Patriot Groups throughout the Maricopa and North Pinal County area.
Upon detailed analysis of the ballot propositions in Arizona, we have identified some concerns you should be aware of. Some of the props that appear straightforward are not straightforward at all, and we want to make sure you are aware. If you have already voted, do not feel badly, but if you have not yet, please consider the following.
Before we get to the props, we would like to address the bond and override votes first. Unless there is a special exigency in a particular taxing district in which you reside, we recommend a blanket "NO" for all bond and override questions statewide.
Generally, the taxing districts, and this includes school districts, are playing a shell game in terms of what they are telling voters, and there has been no massive reduction in funding or expenditures. We recommend you take a look at the detailed O&M budgets and Capital budgets if you have any questions. In many cases, you will have a hard time obtaining those budgets, as they reveal the truth: i.e. that there not only have been very little to no reductions, but throughout the financial "crisis," there have been consistent increases in budgets, though perhaps small in some cases.
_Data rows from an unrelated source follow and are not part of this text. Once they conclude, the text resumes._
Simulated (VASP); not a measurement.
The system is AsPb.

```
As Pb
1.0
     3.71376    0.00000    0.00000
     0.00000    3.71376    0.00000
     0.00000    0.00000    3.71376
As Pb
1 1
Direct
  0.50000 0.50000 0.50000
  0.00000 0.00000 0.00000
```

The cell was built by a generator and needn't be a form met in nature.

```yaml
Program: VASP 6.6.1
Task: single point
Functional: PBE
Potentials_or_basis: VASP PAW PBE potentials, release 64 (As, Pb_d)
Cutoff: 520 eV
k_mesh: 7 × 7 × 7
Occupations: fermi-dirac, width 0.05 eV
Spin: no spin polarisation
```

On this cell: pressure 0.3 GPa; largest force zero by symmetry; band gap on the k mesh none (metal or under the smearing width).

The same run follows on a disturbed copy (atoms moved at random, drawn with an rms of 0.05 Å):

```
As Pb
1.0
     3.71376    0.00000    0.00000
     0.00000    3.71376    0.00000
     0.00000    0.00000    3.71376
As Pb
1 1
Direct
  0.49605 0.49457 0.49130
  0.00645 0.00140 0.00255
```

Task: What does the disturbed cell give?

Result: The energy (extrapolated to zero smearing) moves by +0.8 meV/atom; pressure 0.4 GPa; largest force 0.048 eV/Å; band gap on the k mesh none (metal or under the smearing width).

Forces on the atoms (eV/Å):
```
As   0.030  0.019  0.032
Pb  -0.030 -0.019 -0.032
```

On the propositions: Please find here a brief table of Campaign for Liberty's recommendations with explanations a little further down. (For the ballot language and state legislative service bureau's analysis, CLICK HERE.)
Proposition 114: No
Proposition 115: No
Proposition 116: Yes
Proposition 117: No
Proposition 118: No position, analysis below
Proposition 119: No position, analysis below
Proposition 120: Yes
Proposition 121: No
Proposition 204: No
Proposition 114 - No
On the surface, Prop 114 appears to be something to support. The question, however, is what is the problem this prop is trying to address? If there were one instance in Arizona we were aware of where a criminal who was injured in the process of committing a felony had sued the individual who they were criminalizing, then it might be an issue. We are unaware of a single instance of this. If you are aware of one, and you see this as a real problem, then certainly vote your conscience. However, without any real and known instances of this situation as a problem in Arizona, should we really tinker with our state Constitution to implement a solution for which there is no known problem? We think not.
Proposition 115 - No
With this one, again, on the surface, it may appear to be one to support. However, it modifies our Constitution to "solve" a problem that does not really exist. If you are personally aware of a specific problem in Arizona that would be solved by this proposition, by all means, please vote your conscience. We are unable to find one. Therefore, we do not recommend tinkering with our state's Constitution to address a problem which really does not exist.
Proposition 116 - Yes
This proposition does not do much but encourage small business by raising the business property tax exemption level. Please beware that it appears Prop 116 and 117 may be designed to work together to shift the property tax burden to homeowners and landowners. Therefore, if you vote yes on 116, please be sure to vote no on 117.
Proposition 117 - No
This proposition is written to appear to control property taxes. It does NOT do so. In Arizona, property taxes are set by how much the taxing authorities want to SPEND. The taxes are then backed into via the property tax rate formula. While this prop purports to control the assessed values of property, it does nothing to affect rates. One of the proponents of 117 is even on record stating that control of assessed value "does nothing to limit property tax revenue". Move slide bar to 1 hour 8 minutes (1:08:00) to watch the video.
Proposition 118 - No position
Relying on others' analysis of this prop, it appears to be ok and doesn't appear to cause damage were it to pass. Reading the actual language of the constitutional change, it appears that if this prop does not pass, the funding previously coming from the state trust land fund to fund operations of public entities would end. Less government spending. Maybe that's a good thing.
Proposition 119 - No position
This proposition appears to allow the state to exchange state trust land in a manner that would allow the state to further other economic goals such as preserving undeveloped land around military installations. It doesn't appear this prop would cause damage were it to pass.
Proposition 120 - Yes
This proposition would theoretically allow the State of Arizona access, physical or legal, to land and natural resources in the state which belongs to the federal government. We recommend a yes vote.
Proposition 121 - No
This proposition would consolidate power over all candidacies, primaries, and general elections in the hands of monied interests and deny the ability of normal citizens to influence elections through political parties. We absolutely oppose this change to the state Constitution. There is plenty of room for improvement to the state's party system and political process. THIS IS NOT IT!
Proposition 204 - No
This is a permanent billion dollar per year sales tax increase. Need we say more?